Too lekka

Now I seem to remember Sir Laurens van der Post departing this miserable ball of mud a few years ago, but I can’t be sure. You see, his departure would not have been such a shattering event as, say, now, the demise of JFK, Mahatma Gandhi or Dr Verwoerd. I mean, there wasn’t anybody excited enough by him to want to knock him off, and what excitement he did generate was in the so-called mind of Carl “Tampon” Saxe-Coburg u. Gotha, also that of the Hon Doc Ivan Palaver, Saviour of the White Rhinoceros, plus a host of Palaverian devotees who believe that Nature is in Balance and extinction is not only unnatural but immoral. So nobody really noticed ou Laurens quietly slipping away, know what I mean?

Indeed the only thing that has brought him to mind was a recent conversation with a small boy from the flat next door, name of Zeke, who is doing a project about nasty insects and wants to know about those monstrous great locust swarms we used to have in Natal when I was a small boy – and the first thing that came to my mind was being shown how to eat them by a small mid-aged Bushman, name of Belem. And it was thus I came to remember also Sir Laurens having a Bushperson in his life, an ancient crinkled-up crone in the Cape, who taught him from the age of nought onward all the deep Jungian mystiques of the cosmos, the world and that thing herein called the Human Condition. She did all this with a dozen clicks, and two, maybe three, vowels, the rest being all intuition and profound body language, you should understand. That’s where Sir L got his charisma; she was his personal prophet, so to speak.

And Belem, now, he was my personal prophet. We-ell, father figure actually. He had been brought to Natal amongst other possessions by an old Cape farming family, the Blakeneys, and now his owners allowed him to work for my ma as a kitchen boy, in town, Maritzburg.  Without any Zulu or English, nogal, just a sort of C18th  Namaqua Afrikaans – likely enough brought from the Dutch East Indies along with C17th slaves. In a family of eight women – sisters, cousins, aunts and mother – I was the only male, all others being dead from waging war and smoking cigarettes. And I tell you, I needed a father figure. I was 12. Enough of F. Christmas, I needed logical thought. 

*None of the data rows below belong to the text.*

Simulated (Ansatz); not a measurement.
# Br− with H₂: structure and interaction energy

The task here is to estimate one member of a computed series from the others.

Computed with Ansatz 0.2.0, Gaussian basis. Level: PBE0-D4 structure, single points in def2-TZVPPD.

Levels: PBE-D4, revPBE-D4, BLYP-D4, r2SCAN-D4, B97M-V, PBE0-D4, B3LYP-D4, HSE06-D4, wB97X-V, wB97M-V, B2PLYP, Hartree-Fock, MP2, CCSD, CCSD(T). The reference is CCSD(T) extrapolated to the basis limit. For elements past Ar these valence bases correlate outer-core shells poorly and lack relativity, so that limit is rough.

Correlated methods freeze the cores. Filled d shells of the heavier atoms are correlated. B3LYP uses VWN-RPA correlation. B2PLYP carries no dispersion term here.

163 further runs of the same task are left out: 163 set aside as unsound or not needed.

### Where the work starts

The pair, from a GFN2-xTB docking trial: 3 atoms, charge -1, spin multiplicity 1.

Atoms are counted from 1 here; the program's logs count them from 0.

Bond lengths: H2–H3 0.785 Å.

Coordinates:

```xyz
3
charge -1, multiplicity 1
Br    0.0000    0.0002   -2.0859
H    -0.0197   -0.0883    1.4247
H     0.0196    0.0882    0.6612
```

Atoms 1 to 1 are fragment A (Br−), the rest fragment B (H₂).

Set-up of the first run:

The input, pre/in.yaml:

Aaai! said Belem, die poes, hy’s too lekka! Ek eet hom!  Thus were the furtive mysteries of sex evermore expelled. Indeed the mysteries of all else in this life were thus expelled. No more keyhole-peeping, no more whispered sexual sin in all-boy schools.  And when, next, one of the monstrous locust swarms arrived – miles upon miles of them – dimming the sun, falling upon our Maritzburg gardens and stripping them to the sticks of everything green, whilst the citizenry banged pots and pans in a sort of frenzy to drive them off, and lit smoky fires, I naturally turned to Belem for something more scientific. Aaai! said Belem, die sprinkaan, hy’s too lekka!  Ek eet hom!

Turned out Belem ate just about anything, including a black mamba one day; great big Zulu ladies saw him as a sort of good-luck utokoloshe, a sexual imp, bringing him delicacies of every sort to whet his curious foreign appetites.

Now one such from next door appeared with a mealie sack for Belem’s supper. I set to with my sister’s tennis racquet beating at the swarm and, chopchop, we had half a sackful vainly kicking about alive alive-o like prawns in a fancy restaurant.

The skill was never to burn them in the cooking, you see, one should reach into the sack and firmly grip a nice big one by his jumping legs, the spiky ones, and quickly shove him headfirst into the coals so his wings and things go WOOF! in a flash and he gets such a fright he craps out all those horrible black pellets, Then you pull off his jumping legs and push a stick through him, fore and aft, and toast him a bit longer and lo! he tastes a bit like popcorn and looks like it too because all his insides have burst through his exoskeleton in stuff like styrofoam.

After locust #5 or 6 I thought a dip of mayonnaise would be nice and found some in the fridge, whereas Belem declared for the apricot jam in there, also he espied a bag of marshmallows and upon biting into one declared it was made from praying mantises, which in those days were known as Hottentot Gods.

A mantis is special because if first you nip off his head, it bites at your tongue as you chomp it up and it has a bit of a kick like drinking brandy, you know, and his big squashy part is a true delicatesse if you toast it but 10 seconds.

Oh SIS! said my sister. How cruel!  Ag nee, said Belem in his Kalahari language, they have a special mantis farm where they eat plenty flies. I don’t know, said I, it’s not as cruel as shutting up hens in tiny little wire cages in a long row where they can’t even flap their wings and all they do is eat hormones all day and lay inorganic eggs for Raymond Ackerman.